How good is teacher assessment?

Stefan Johansson discusses the role of teacher assessment in primary school and evaluates its effectiveness as a measure of pupil achievement.

Teacher sitting with pupil in classAlthough there are numerous ways of assessing pupil knowledge and skills, teacher assessment is the most common way to do this in primary school, at least in European countries.

Teachers’ assessments are not used only for reporting and documenting pupils’ results: assessment is a prominent aspect of teaching, crucial for promoting learning, and perhaps particularly so in the primary school years. Because of the vital role played by teachers in assessment, there is often particular interest in the trustworthiness of teachers’ jugdements.

For high-stakes assessment and other summative assessments, the validity of teacher assessment has been questioned, and standardised tests have sometimes been preferred. Indeed, if summative assessments differ between teachers, it is likely that teachers’ formative feedback will be different too, since in practice these concepts often work together.

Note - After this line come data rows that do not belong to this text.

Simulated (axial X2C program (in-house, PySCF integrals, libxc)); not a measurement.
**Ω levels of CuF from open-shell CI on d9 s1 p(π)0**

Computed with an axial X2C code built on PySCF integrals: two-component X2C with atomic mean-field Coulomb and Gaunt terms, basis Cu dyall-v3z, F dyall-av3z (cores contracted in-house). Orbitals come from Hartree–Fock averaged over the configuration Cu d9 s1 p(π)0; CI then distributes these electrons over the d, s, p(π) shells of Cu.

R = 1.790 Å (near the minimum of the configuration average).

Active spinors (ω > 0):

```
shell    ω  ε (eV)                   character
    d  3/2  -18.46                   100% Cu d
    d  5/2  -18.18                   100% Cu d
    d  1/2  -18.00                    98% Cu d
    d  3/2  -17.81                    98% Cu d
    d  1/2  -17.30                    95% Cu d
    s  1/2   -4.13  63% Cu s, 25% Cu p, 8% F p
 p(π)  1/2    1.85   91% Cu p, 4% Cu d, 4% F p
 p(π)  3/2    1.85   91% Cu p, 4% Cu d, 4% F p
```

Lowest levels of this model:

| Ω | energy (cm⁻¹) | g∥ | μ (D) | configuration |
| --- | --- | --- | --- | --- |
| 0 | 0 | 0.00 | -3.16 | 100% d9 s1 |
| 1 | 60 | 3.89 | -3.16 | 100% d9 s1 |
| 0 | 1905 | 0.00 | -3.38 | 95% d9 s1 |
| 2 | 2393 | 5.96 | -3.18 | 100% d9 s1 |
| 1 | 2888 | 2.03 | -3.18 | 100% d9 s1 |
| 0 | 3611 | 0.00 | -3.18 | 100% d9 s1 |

Our current research tries to seek answers about the strengths and weaknesses of teacher assessment in primary school. This research uses data from one of the international studies of reading literacy, PIRLS (Progress in International Reading Literacy Study) 2001. In connection to the PIRLS 2001 study, Sweden had a national extension where teachers assessed their pupils’ knowledge and skills in the Swedish language. Instead of writing a qualitative judgement about their pupils’ ability, teachers quantified their judgements on a 1-10 scale in relation to 12 predefined aspects of reading and writing. To investigate the trustworthiness of teachers’ assessment, their judgements were related to their pupils’ reading test results in PIRLS, and to background information supplied by pupils, their parents and teachers.

In order to investigate the quality of teacher assessment, the pupils’ results on the PIRLS 2001 test were then compared to the teacher judgements. One question was concerned with how teachers assessed their own pupils’ knowledge and skills (i.e. how well they manage to rank pupils within their own class), while the other was concerned with whether teachers assessed pupils similarly across classes (i.e. that their average assessment corresponded to the average PIRLS result). The analysis was conducted with some 11,000 pupils and their teachers in grades 3 and 4 in primary school. The correlation was about 0.65 in grade 3 and about 0.60 in grade 4.

These results accord reasonably well with other correlational studies of the same relationship, where the researchers typically consider teacher judgements trustworthy. However, the current analysis also reveals that teachers assess their pupils’ gender and socioeconomic status, which the PIRLS test does not. These factors could be an indication of motivation, effort and behaviour which should not be assessed. What might be even more threatening to equality in assessment is our finding that teacher assessment was not consistent across classes. A class with a high result on average in the PIRLS test could be assessed lower by their teacher than a middle- or low-performing class could be by their teacher. This means that the correlation between PIRLS scores and teacher scores across classes was very modest.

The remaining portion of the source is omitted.